June: Ran a Zoom webinar Human Development & Spiral Dynamics, for the Advancing Education in Muslim Societies (AEMS) initiative of the International Institute of Islamic Thought (IIIT).
Commentary: In May I was approached by Ilham Nasser, head of AEMS, to run this webinar. AEMS had used Spiral Dynamics as a modelling tool for their Mapping the Terrrain survey and report in 2019 and wanted an ‘expert’ to be able to explain the concept in some greater depth.
In all 43 people took part in the webinar. Feedback was very good but I found it hard work, talking to a blank screen – other than Ilham! In the last 15 minutes Ilham filtered participant’s questions in a Q&A session.

Screenshot from the Human Development & Spiral Dynamics Zoom webinar led by Ilham Nasser, assisted by Adam Khatib – photo copyright © 2020 International Institute of Islamic Thought
The presentation and part of the Q&A session are below.
The excerpt below is from Shipley College Star #50 which ran a short piece on the webinar.

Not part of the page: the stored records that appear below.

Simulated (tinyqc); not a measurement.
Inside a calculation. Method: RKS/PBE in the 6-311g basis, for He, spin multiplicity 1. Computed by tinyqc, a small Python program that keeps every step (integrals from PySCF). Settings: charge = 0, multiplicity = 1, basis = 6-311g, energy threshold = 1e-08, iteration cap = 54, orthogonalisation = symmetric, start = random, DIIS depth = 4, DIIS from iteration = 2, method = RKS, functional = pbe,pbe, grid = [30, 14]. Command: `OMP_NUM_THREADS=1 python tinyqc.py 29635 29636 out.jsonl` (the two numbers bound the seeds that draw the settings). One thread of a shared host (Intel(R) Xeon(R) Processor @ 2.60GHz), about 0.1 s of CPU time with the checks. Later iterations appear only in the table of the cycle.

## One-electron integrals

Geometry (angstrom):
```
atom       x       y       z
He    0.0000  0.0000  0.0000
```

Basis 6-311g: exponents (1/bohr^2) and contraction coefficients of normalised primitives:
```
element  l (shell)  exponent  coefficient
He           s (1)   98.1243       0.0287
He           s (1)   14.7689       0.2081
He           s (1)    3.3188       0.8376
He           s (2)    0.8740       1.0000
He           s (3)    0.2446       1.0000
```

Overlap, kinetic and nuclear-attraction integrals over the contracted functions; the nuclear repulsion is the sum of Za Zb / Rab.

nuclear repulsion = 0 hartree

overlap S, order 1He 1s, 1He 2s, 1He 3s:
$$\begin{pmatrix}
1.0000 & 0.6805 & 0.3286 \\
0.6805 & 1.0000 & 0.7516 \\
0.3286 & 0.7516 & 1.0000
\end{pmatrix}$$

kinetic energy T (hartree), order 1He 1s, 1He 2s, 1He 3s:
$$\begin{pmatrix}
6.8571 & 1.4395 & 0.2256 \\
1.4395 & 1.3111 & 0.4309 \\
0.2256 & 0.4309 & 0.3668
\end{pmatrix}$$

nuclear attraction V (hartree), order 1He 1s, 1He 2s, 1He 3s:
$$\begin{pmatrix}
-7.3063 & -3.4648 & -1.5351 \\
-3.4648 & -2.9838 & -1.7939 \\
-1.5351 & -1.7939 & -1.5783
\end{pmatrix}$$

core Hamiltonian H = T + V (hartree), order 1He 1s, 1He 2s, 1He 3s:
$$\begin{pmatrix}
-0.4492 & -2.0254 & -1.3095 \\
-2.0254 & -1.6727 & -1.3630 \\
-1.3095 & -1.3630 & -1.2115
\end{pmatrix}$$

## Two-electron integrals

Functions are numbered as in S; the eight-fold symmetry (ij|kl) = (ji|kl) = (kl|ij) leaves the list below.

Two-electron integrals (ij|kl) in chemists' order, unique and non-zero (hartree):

July-September: Provided tuition in the Graves Model via Zoom to Alan Ross, a Brit living in Brazil
Commentary: Alan approached me in the July to teach him via weekly sessions about Graves. A coach and an NLP Master Practioner, Alan was very clued up, self-reflecting and soaking up our sessions like a sponge. Inevitably we covered far more than just Graves – in reality pretty much everything within the scope of Integrated SocioPsychology.
August: In what turned out to be a very strange academic year indeed, I was pleased that my tutees scored mostly As or Bs with a couple of Cs.
Commentary: With the A-Level results being based on teacher estimates, 3 of the Bs felt they could have got As if they had actually been able to take the exam. The parents of one of them asked me to write a report supporting their daughter’s appeal and I was happy to get involved me in reviewing her appeal documents. (The appeal gave her the A she deserved.)
September: Both Rossett and Shipley College asked me to run an online version of the now-annual Understanding Yourself & Others: an Introduction to Psychology course but neither attracted enough learners to be viable.
Commentary: In discussion with some longstanding learners who had attended my courses for several years, it became clear that it was not only the content of my courses but the manner of my delivery that kept them coming back for more – plus the social interaction I facilitated in the groups. For part-time evening class learners, the entertainment and social aspects of the courses were clearly important – and people doubted online delivery could provide a similar experience.
December: Became an advisory board member for the Potentialisation project.
Commentary: The project is the brainchild of Jon Twigge and it was he who asked me on to the board. I first met Jon at the Regent’s College Summit in 2009. We kept in fairly close contact for a few years and he allowed me to re-publish a few of the posts from his own Blog. We even wrote 2010 – Grim but not hopeless together. As sometimes happens, we drifted apart during the following years. In 2015 he invited me to be part of a new meet-up group he was forming around the theme of ‘potential’ but I was too focused on other things at the time. Clearly the theme grew and broadened in Jon’s head until he left his job to start Potentialisation as a project.
Potentialisation is yet a hard concept to grasp in detail but the aim is to cover all aspects of well-being, learning and growth, with outreach to all aspects of human life, from the macro of being a think tank for political, social and economic policy to the micro of dating. While it might sound rather grand and amorphous, Jon has secured the backing of Sci-Tech Daresbury which has chosen Potentialisation as a 2021 member of Sci-Tech Daresbury’s Future Club. (Sci-Tech Daresbury is a national science & innovation campus – one of the UK government’s enterprise zones.)
One of Jon’s key partners in the project is Christopher ‘Cookie’ Cooke, with whom I ‘d worked on the HemsMESH project 20 years previous.